In which a loose crank causes havoc

The sun rose on what was probably the best day this winter. From horizon to horizon there was nothing but blue sky and, best of all, NO WIND. In fact it was the sort of day that would get any cyclist’s heart racing. We had already decided that this was going to be the day we would try out an alternate ride to Carrum Beach, instead of our usual Warburton Ride.

Unfortunately Mal rang in to say that he would not be able to make the ride. I guess when you do as much riding as he does, hemorrhoids are an unavoidable occupational hazard! Oh well, Mal you missed a real gem of a ride.

Bob and I met at Mulgrave Reserve where we were able to meet a new rider – Brian Coulter. It was a pity that Brian took one look at our incredible physiques and decided that he would only be able to keep up with us for about 2 km. We trust that over the next few days he will be able to summon enough strength for a longer ride with us next week.

Although we all set off in high spirits, by the time we had ridden for about 3 minutes, I realised all was not well with my thoroughbred “racing” bike. In fact it felt as if my pedal was about to fall off – either that or my foot had developed a palsy (whatever that is). When we dismounted to check the bike it was soon evident that the left crank was about to part company with the shaft. With no tools on hand, all we could do was finger tighten the offending nut, and head off on a wing and a prayer. The process had to be repeated every km or so, until we spied some “hard working” technicians resting on a mobile phone tower. When we asked them if they had any tools, they produced the finest set of spanners we had ever seen. In fact it looked as if they had never been used before. A few quick turns of the relevant spanner and all was well again with the world..

The next 40 mins or so passed in near euphoria, riding at ultra high speed (we did not have to slow down for Mal) under a shining sun. At least the sun was shining until we got near the beach, by which time we entered in a proverbial “pea souper” of a fog. We had to assume the beach was there because we couldn’t see a thing. Oh well, I guess you can’t win everything.

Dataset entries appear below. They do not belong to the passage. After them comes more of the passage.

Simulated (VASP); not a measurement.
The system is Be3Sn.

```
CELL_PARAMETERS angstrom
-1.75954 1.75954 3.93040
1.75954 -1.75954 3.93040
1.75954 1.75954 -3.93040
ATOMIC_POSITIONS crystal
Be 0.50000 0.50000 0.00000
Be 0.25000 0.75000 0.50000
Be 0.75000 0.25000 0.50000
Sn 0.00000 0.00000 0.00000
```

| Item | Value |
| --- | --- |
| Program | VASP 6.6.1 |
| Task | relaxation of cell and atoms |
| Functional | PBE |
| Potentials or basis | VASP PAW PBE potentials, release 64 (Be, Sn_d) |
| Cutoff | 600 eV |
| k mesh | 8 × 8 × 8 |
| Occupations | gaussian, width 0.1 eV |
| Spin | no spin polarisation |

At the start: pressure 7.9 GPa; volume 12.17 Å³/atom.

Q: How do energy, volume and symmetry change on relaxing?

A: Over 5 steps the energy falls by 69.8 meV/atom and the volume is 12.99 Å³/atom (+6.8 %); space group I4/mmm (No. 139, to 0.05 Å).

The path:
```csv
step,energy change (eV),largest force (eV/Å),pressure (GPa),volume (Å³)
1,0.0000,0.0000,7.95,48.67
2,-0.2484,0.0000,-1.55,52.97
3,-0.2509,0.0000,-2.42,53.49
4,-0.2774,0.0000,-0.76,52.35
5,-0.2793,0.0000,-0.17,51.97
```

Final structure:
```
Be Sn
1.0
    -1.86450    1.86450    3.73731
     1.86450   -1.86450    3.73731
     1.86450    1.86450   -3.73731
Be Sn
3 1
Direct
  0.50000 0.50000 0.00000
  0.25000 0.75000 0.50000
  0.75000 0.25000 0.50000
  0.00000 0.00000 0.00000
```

Since we now were ready for a hard earned lunch we rode on to Carrum shops. What a dump! Not a patch on the great shops at Warburton. Thinking that we might miss out on our traditional cappucino, I asked an elderly lady (who just happened to be deaf) if there were any better shops around. Eventually with the aid of hand signals we were directed a couple of km down the road to Patterson Lakes. Luckily for three thirsty riders we discovered a couple of nice coffee shops to enjoy lunch.

Outside the Coffee Shop

After lunch, John decided that he knew a “short cut” back to the track, so took off with a great show of enthusiasm. The only problem was that he had forgotten his helmet outside the coffee shop. Not wanting to buy another helmet he managed to get an empty icecream container and some elastic from an obliging grocer. With his “new” helmet on his head he got so excited he thought he would demonstrate his improved riding prowess by riding as close as possible to the edge of the concrete pavement. Of course this foolhardiness soon came unstuck and sent John sprawling across the footpath – right in the path of Bob and his Titanic. Soon the Titanic had hit another iceberg (this one was called “John”) and the two of them were entangled in an ugly mess.

Examining the Carnage

Fortunately the damage was restricted to John’s pride, and we were able to continue on back towards Dandenong. By this time the fog had lifted and we enjoyed smooth riding all the way back to the cars. Bob and I were a little concerned for John’s mental health when he started hallucinating – imagining that every mole hill was in fact a mountain. Maybe he banged his head in the accident and the icecream container did not do its job.